Boeing Boosts Production Upswing In Orders Fuels Decision To Raise Output
Boeing Co. production workers who ended a 69-day strike last week got good news Tuesday - the first assembly line increase in about five years.
Production by the world’s largest manufacturer of commercial jets, about 20 planes a month before the strike began Oct. 6, will rise to 22.5 in the fourth quarter of 1996 and 24 by early 1997, company officials said.
Boeing, which has about 60 percent of the market, will produce more of each model next year. Even a slowdown in production of Boeing’s slowest-selling plane, the 757, is being postponed three months.
“It reflects the turnaround that our airline customers are experiencing and underscores the positive long-term outlook for our industry,” said Ron Woodard, president of Boeing Commercial Airplane Group. “For Boeing to take advantage of this changing marketplance, we will continue our efforts to reduce costs and cycle times and to increase quality.”
The turnaround was especially marked for Boeing’s smallest planes, the 737s. Instead of going from seven planes a month to five in the fourth quarter of 1996 as planned, 737 production is being increased to eight and a half a month in that period.

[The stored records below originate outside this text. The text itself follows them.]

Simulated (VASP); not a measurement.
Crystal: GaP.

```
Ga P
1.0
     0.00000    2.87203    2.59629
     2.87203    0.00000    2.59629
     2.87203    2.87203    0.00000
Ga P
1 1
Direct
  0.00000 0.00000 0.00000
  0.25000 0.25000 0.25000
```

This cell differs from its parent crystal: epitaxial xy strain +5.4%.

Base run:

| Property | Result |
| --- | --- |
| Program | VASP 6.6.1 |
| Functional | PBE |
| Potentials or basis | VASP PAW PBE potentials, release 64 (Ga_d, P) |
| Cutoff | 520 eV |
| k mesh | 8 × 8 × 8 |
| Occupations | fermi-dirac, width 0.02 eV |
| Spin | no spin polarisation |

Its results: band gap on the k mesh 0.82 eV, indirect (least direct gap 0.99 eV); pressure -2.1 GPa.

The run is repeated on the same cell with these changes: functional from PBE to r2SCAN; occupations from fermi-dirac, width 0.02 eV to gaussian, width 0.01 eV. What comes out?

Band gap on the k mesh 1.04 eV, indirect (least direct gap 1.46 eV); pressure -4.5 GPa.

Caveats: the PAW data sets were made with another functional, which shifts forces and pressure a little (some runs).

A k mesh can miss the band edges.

A company news release said the impact on employment will be clarified only when Boeing’s annual employment forecast is released early next year.
“In the past, that’s always meant more jobs,” said Connie Kelliher, a spokeswoman for District Lodge 751 of the Machinists union. “We’re very hopeful that it will this time, too.”
There was an immediate sense of irony for the union, which represents more than 32,500 Boeing workers and ended a 69-day strike Thursday.
In the last Machinists strike at Boeing before then, in 1989, one of the big issues was mandatory overtime. The ink was barely dry on that contract before layoffs began, although production kept increasing into 1991.
This time one of the key strike issues was job security. The final contract issue to be resolved was a provision that assures retraining or reassignment of workers displaced by subcontracting.
“Now this one’s over, it looks like they’re going to start hiring,” Kelliher said.
Here is a model-by-model look at production rate changes announced Tuesday:
737 - Now seven a month, going to eight and a half in the fourth quarter.
747 - Now two a month, going to three and a half.
757 - Now four a month, dropping to three a month in September, three months later than planned.
767 - Now three and a half a month, going to four in the fourth quarter.
777 - Now unannounced, set at three and a half a month by the third quarter and five a month by the first quarter of 1997.